Friday, January 31, 2020

New Release: NTS 2018

We are pleased to inform you that the following product is now available.

National Travel Survey (NTS) 2018

The National Travel Survey was developed to fully replace the Travel Survey of Residents of Canada (record number 3810) and replace the Canadian resident component of the International Travel Survey (record number 3152). The National Travel Survey collects information about the domestic and international travel of Canadian residents.

The National Travel Survey, sponsored by Statistics Canada, aims to measure the characteristics and the economic impact of the tourism activities of Canadian residents. The objectives of the survey are to provide information about the number of trips and expenditures by Canadian residents by trip origin, destination, duration, type of accommodation used, trip reason, mode of travel, etc.; to provide information on travel incidence and to provide the socio-demographic profile of travellers and non-travellers. From a macroeconomic point of view, the NTS measures the domestic and international tourism demand by Canadian residents.


New Release: ITS 2017

We are pleased to inform you that the following product is now available.

International Travel Survey (ITS) 2017

The electronic questionnaires (e-questionnaires) and Air Exit Survey (AES) are components of the International Travel Survey (ITS) together with the Frontier Counts (record number 5005). It is an ongoing survey conducted by Statistics Canada since 1972 to meet the requirements of the Balance of Payments (BOP) of the Canadian System of National Accounts. The survey provides a full range of statistics on international travellers (visitors to Canada and Canadian residents returning to Canada), including detailed characteristics of their trips such as expenditures, activities, places visited and length of stay.

In addition to fulfilling BOP requirements, the information collected in the questionnaires is used by the Tourism Satellite Account (TSA), Canada Border Services Agency (CBSA), Destination Canada, provincial tourism agencies, the United States Department of Commerce, the OECD, banks, investment companies, other private sector industries and independent researchers. The information is also used for reporting to international organizations such as the World Tourism Organization (WTO), the Organization for Economic Co-operation and Development (OECD) and the Pacific-Asia Travel Association (PATA).

The AES started in the year 2000 for overseas visitors and in the year 2011 for U.S. visitors. The primary objective of the AES is to improve the quality and reliability of trip and traveller estimates for foreign air travellers to Canada, from major and emerging markets.

The e-questionnaire component of the survey began in 2013, with the distribution of invitation cards to travellers (Canadian, American, and Overseas) who have entered at one of 137 designated Canadian ports of entry. The mail-back questionnaires were last used in 2014.

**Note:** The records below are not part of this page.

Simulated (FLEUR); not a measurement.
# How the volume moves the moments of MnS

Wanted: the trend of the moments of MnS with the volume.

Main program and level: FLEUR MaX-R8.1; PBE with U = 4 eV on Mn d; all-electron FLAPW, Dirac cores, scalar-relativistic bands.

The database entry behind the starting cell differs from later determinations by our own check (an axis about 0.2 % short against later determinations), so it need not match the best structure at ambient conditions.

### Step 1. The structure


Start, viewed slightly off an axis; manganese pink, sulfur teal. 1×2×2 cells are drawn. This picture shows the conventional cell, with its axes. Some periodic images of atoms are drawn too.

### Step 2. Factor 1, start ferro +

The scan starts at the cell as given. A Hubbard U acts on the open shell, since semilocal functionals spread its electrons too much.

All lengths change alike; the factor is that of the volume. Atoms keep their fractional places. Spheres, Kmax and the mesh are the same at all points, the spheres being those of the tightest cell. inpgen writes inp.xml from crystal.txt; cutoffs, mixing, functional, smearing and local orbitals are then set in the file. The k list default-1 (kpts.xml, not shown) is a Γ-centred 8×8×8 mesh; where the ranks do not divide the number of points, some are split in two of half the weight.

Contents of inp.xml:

EFT:  /MAD_PUMF_FMGD_DAM/Root/3152_ITS_EVI/2017/ 

Tuesday, January 28, 2020

CCHS variable CCS_185


I have a researcher working with multiple years of the CCHS (2007-2008 to 2015-2016) and a question has arisen - please see his message below:

In the CCHS documentation item CCS_185 (last time to have colonoscopy or sigmoidoscopy); the response options include both a time range of "5 TO < 10YEARS" and another time range of "5 YEARS OR MORE". These options should not be mutually exclusive (although they are presented in the dataset as such). Do you have any explanation for this? 

The researcher has indicated that it is represented this way in the data itself as well and is present across all the years. My initial thoughts are that there is a typo and that the second option should perhaps be "10 years or more", as otherwise these two response options overlap each other.

Can you please advise?


There are a couple previously identified format/label issues with CCS for multiple CCHS cycles, including the format for CCS_185. The error for CCS_185 is a label error and CCS_185=6 should be ‘10 years or more’ (errata item 19). I would encourage the researcher to consult the errata found in the documentation folders (two separate CCHS annual component Errata documents; one for the 2000 to 2014 reference period, and another for 2015 and later) , this document contains information for all known errors as well as information on correcting known errors.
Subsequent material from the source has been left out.